Conditions for a z test about a proportion | AP Statistics | Khan Academy
- [Instructor] Jules works on a small team of 40 employees. Each employee receives an annual rating, the best of which is exceeds expectations. Management claimed that 10% of employees earn this rating, but Jules suspected it was actually less common. She obtained an anonymous random sample of 10 ratings for employees on her team. She wants to use the sample data to test her null hypothesis that the true proportion is 10% versus her alternative hypothesis that the true proportion is less than 10%, where p is the proportion of all employees on her team who earned exceeds expectations.
Which conditions for performing this type of test did Jules' sample meet? And when they're saying which conditions, they are talking about the three conditions: the random condition, the normal condition, and we've seen these before, and the independence condition.
So I will let you pause the video now and try to figure this out on your own, and then we will review each of these conditions and think about whether Jules' sample meets the conditions that we need to feel good about some of our significance testing.
All right, now let's work through this together. So let's just remind ourselves what we're going to do in a significance test. We have our null hypothesis. We have our alternative hypothesis. What we do is we look at the population. The population size, there's 40 employees on staff at this company. We take a sample, in Jules' case she took a sample size of 10, and then we calculate a sample statistic, in this case it is a sample proportion which is equal to, let's just call it p hat sub one.
And then we want to calculate a p-value. And just as a bit of review, a p-value is the probability of getting a result at least as extreme as this one if we assume our null hypothesis is true. And in this particular case, because she suspects that not 10% are getting the exceeds expectations, this would be the probability of your sample statistic being less than or equal to the one that you just calculated for a sample size of n equals 10, given that your null hypothesis is true.
And if this p-value is less than your predetermined significance level, maybe that's 5% or 10%, but you'd want to decide that ahead of time, then you would reject your null hypothesis because this, the probability of getting this result, seems pretty low, in which case it would suggest the alternative. But then if the p-value is not less than this, then you wouldn't be able to reject the null hypothesis.
But the key thing, and this is what this question is all about, in order to feel good about this calculation, we need to make some assumptions about the sampling distribution. We have to assume that it's reasonably normal, that it can actually be used to calculate this probability, and that's where these conditions come into play.

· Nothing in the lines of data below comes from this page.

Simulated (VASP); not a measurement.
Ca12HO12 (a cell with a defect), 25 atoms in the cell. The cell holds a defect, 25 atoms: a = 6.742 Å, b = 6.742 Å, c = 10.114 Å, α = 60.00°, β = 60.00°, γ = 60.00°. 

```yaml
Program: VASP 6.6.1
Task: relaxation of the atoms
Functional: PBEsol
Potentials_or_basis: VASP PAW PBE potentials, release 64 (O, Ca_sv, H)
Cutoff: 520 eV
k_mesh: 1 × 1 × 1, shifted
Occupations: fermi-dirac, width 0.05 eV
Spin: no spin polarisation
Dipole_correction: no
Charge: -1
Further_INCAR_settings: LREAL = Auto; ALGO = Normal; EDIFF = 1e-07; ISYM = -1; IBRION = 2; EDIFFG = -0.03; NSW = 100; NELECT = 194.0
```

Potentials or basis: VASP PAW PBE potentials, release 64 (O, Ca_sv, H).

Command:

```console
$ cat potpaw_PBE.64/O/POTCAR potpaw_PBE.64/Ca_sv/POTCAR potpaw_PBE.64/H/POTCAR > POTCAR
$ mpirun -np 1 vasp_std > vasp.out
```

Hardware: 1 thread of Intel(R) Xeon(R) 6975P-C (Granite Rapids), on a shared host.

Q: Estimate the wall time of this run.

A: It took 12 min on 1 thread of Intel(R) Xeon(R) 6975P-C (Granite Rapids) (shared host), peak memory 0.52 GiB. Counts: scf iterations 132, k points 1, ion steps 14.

The first is the random condition, and that's that the data points in this sample were truly randomly selected. So pause this video. Did she meet the random condition? Well, it says she obtained an anonymous random sample of 10 ratings of employees on her team. They don't say how she did it, but we'll take their word for it that it was an anonymous random sample, so she meets the random condition.
Now what about the normal condition? The normal condition tells us that the expected number of successes, which would be our sample size times the true proportion, and the number of failures, sample size times one minus p, need to be at least equal to 10. So they need to be greater than or equal to 10.
Now what are they for this particular scenario? Well, n is equal to 10, and our true proportion, remember we're going to assume when do the significance test, we assume the null hypothesis is true, and the null hypothesis tells us that our true proportion is 0.1. So this is 0.1, this is one minus 0.1 which is 0.9. Well, 10 times 0.1 is one, so that's not greater than or equal to 10.
So just off of that, we don't meet the normal condition. But even the second one, 10 times 0.9 is nine. That's also not greater than or equal to 10, so we don't meet this normal condition. We can't feel good that the sampling distribution is roughly normal, which we normally assume when we're trying to make this type of calculation.
And then last but not least, independence. Independence is to feel good that each of the data points in your sample are independent. The results of whether they are a success or a failure is independent of each other. Now if she was surveying these people with replacement, if each data point was with replacement, you would definitely meet this independence condition.
But she didn't do it with replacement, but there's another way to go about it. You could use your 10% rule. If your sample size is less than 10% of the population size, then it's okay, it's considered roughly okay, that you didn't do it with replacement. But her sample size here is 25%, clearly greater than 10%, and so she does not meet the independence condition either.
And so if she went and tried to calculate this, assuming a indicative sampling distribution that is roughly normal, I would not feel so good about her results 'cause she didn't meet two of these three conditions.